Walt
Wellman is over the ocean,
Walt Wellman is over the sea;
Here’s
hoping that bold Walter Wellman
Will make a safe landing in E.
Bring back,
Bring back,
O,
bring back Walt Wellman safe-lee!
Oct.
16, ‘10
Walter E.
Wellman (November
3, 1858 - January 31, 1934) was an American journalist, explorer, and
aëronaut, born at Mentor, Ohio, and educated in the public schools.
On December 31, 1905, Wellman announced he
would make an attempt to reach the North Pole, but this time with an
airship. His newspaper provided funds of USD 250,000, and
he had an airship built in Paris for the Wellman Chicago
Record-Herald Polar Expedition. Wellman established expedition headquarters on
Dane's Island, Svalbard, in the summer of 1906. The hangar was not
completed until August 1906, and the airship’s engines self-destructed when
tested. Wellman rebuilt the airship in Paris that winter and attempted an
aerial voyage to the North Pole in September, 1907. He made a second attempt
without financial assistance in 1909, but mechanical failures forced him to
turn back 60 miles (100 km.) north of Svalbard.
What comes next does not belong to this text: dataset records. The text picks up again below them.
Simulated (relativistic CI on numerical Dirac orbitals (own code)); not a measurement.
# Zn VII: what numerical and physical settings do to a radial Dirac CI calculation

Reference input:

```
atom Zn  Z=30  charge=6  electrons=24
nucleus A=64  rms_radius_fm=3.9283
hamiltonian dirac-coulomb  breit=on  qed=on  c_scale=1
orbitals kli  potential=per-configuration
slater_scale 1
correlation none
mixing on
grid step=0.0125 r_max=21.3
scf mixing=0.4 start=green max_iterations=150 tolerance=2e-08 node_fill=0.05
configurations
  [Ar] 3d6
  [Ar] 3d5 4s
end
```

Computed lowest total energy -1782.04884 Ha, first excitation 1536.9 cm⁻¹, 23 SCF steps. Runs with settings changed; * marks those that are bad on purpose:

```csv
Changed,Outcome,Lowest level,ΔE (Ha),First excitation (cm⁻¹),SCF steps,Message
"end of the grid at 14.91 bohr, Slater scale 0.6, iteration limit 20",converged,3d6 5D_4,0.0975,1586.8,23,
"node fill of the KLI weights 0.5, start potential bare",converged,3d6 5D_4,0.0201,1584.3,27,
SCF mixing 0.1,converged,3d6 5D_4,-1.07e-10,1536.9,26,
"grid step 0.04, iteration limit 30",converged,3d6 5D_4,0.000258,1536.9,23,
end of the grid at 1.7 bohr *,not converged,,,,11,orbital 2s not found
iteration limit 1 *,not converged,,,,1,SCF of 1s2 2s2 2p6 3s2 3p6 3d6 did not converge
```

In the northern autumn of 1910, Wellman
expanded his airship America to 345,000 cubic feet (9,760 cubic
metres) and launched from Atlantic City, New Jersey on 15 October 1910. The
engineer Melvin Vaniman sent one of the first aerial radio transmissions
when he urged the launch boat to "come and get this goddam cat!" -
the cat Kiddo who was (at first) not happy about being airborne. After 38
hours the engine failed and the airship drifted until they were rescued by the
Royal Mail steamship Trent not far from Bermuda.